Why Can I Not Set a Goal For Others To Like Me?

“Pay no attention to the peanut gallery. Their compliments will draw you in. And then, their criticism will later kill you.” -Abraham Hicks, August 2012 Alaskan Cruise Workshop

I absolutely love when Abraham uses the term “the peanut gallery.” It just cracks me up every single time. The image I get in my mind is walking through a beautiful white modern museum like the Getty and seeing a piece of work that is like a huge canvas studded with styrofoam peanuts in uniformity and patterns of waves, and several other canvases similarly hung up with peanuts (real, styrofoam, any kind) on them..that’s the peanut gallery I came up with the first time I heard it. The “peanut gallery” for those who don’t listen to Abraham as much as I have, is actually referring to the crowd – or anyone outside of you. Abraham often uses it in ways such as “you kind of have to ignore the peanut gallery” to refer to “not giving a rip of what others think of you.”

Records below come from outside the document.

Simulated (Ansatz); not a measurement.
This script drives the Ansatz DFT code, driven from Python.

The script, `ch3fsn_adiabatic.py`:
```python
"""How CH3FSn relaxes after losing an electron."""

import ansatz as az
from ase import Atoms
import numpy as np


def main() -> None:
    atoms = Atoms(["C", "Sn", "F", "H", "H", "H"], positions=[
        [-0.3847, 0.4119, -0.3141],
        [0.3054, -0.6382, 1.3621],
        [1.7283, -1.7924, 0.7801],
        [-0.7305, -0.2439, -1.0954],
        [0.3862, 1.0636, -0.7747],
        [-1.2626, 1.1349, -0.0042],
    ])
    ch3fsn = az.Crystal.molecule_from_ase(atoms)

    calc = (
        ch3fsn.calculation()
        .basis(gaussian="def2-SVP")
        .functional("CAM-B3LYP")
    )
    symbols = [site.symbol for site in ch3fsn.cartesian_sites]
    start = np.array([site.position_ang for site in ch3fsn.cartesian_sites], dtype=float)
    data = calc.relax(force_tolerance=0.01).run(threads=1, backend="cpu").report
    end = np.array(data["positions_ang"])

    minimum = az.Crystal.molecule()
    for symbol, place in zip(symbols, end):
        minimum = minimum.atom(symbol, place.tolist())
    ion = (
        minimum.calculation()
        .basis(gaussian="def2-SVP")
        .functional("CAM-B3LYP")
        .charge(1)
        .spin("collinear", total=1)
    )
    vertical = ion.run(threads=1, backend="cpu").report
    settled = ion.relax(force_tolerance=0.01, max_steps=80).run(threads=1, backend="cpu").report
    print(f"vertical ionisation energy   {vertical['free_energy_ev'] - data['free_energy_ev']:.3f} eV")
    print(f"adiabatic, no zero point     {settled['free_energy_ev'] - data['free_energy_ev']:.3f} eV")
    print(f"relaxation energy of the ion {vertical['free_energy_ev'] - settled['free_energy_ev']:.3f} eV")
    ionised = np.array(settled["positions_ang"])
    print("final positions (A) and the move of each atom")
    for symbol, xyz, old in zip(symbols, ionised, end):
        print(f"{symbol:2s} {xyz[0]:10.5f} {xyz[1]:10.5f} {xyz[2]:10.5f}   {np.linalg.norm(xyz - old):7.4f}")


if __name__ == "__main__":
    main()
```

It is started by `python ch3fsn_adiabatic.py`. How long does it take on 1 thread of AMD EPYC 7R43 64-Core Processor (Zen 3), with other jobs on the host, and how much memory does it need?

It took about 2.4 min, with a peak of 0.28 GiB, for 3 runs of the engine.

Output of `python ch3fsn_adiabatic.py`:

I think it’s fair to say that if you’ve been sifting through life (probably mostly modern society, anyone who would read/have access to blogs), you’ve probably been experiencing that uncomfortable gut-punching feeling of the peanut gallery’s disapproval throughout life. I know I certainly have, much more than I would like to, but I’m smiling at that thought now – it’s ok! 🙂 When I first started on my journey learning about the Law of Attraction, it kind of seemed bogus obviously, but also, I wondered, “well if thoughts become things then I just have to think of the guy I am in love with (shallowly but in love with) to fall madly in love with me and then it will happen!” And I knew on a basic level that that was not true, but I always wanted an explanation why. I think I’ve kind of got it down now, and I wish someone had laid it out for me 6 years ago when I started hearing about the Law of Attraction.

Most of the time they say like “well it’s just a rule – you can’t make someone fall in love with you” or “the Universe doesn’t like it when you dictate how; focus only on the end result” (to that I used to think, yeah? I’m not dictating how he will fall in love with me (my looks? my mind? my personality? my good-in-bed-ness? Go for whichever you want!) – just the end result that he will!). The idea of making others approve of you is the same concept – I can just imagine everyone liking me (and in my case I would always want to specify who) and then everyone will!

The situation can seem kind of complicated, and I want to lay my thoughts out here with this – on why setting a goal for others to like you is not a goal and not even something desirable.

Using Abraham’s concepts, life gets you to experience contrast and the contrast gets you to ask what you want and form desire. I used to think “I feel bad when this person disapproves of me, I know what I don’t want – I don’t want to feel cornered and the disapproval of this person. So what I DO want is to feel free by being approved by this person!” This is where we start hiding ourselves and telling lies to forcefully manipulate people see us a certain way when we’re just allowing others to manipulate us (by allowing their opinions to dictate how we behave) – the manipulator and the manipulated are of the same feather.

Well that’s not actually the contrast (not wanting the disapproval thus wanting the approval – this will keep the “I asked and it was not given, LOA doesn’t work” perpetuating over and over again). The contrast is that this person is seeing you in a way that is not the Truth about you, and you are agreeing with them on a level (that’s why we feel the need to defend and justify why we were right) which is why you feel bad.

The contrast really goes like this: “I feel bad when this person disapproves of me – this is something I do not want. What I do want is to not feel insecure when someone disapproves of me because I know so clearly who I am that the approval or disapproval of the peanut gallery doesn’t mean anything.” That is the “goal” I work on moving towards now. It’s not forcing myself to not care what others think – that just means you actually care a lot, but to go inside, go within and get curious about who I really am because clearly the disapproval I feel that is really the disapproval I have of myself is not in the direction of where I’m going and realize that it’s not the Truth, otherwise I wouldn’t feel bad. It takes a while to get there so it’s not like oh okay not the truth ha, I beat it! The willingness to be open to knowing the Truth is what takes me there faster. And I’m a pretty resilient person so I’m sure for some other people it would be even faster than it was for me.

The Truth is you are an amazing, perfect human being. The Truth is you have unique gifts to give to this world because only you have been through your particular perspective, so only you can give that gift you’re here to give. We usually can accept the latter through logic, but the first one is the one where we get hung up on and try to affirm things we don’t really believe in. I would say it takes a bit of a leap of faith to trust that we are truly creators and that nothing is wrong about us (and it was just some plain ol’ conditioning that made us endorse in that idea), but from my own experience, whenever I set the intention to remember this Truth about myself, I am carried to the point where I know of my perfect and things I desire are created seamlessly in my life.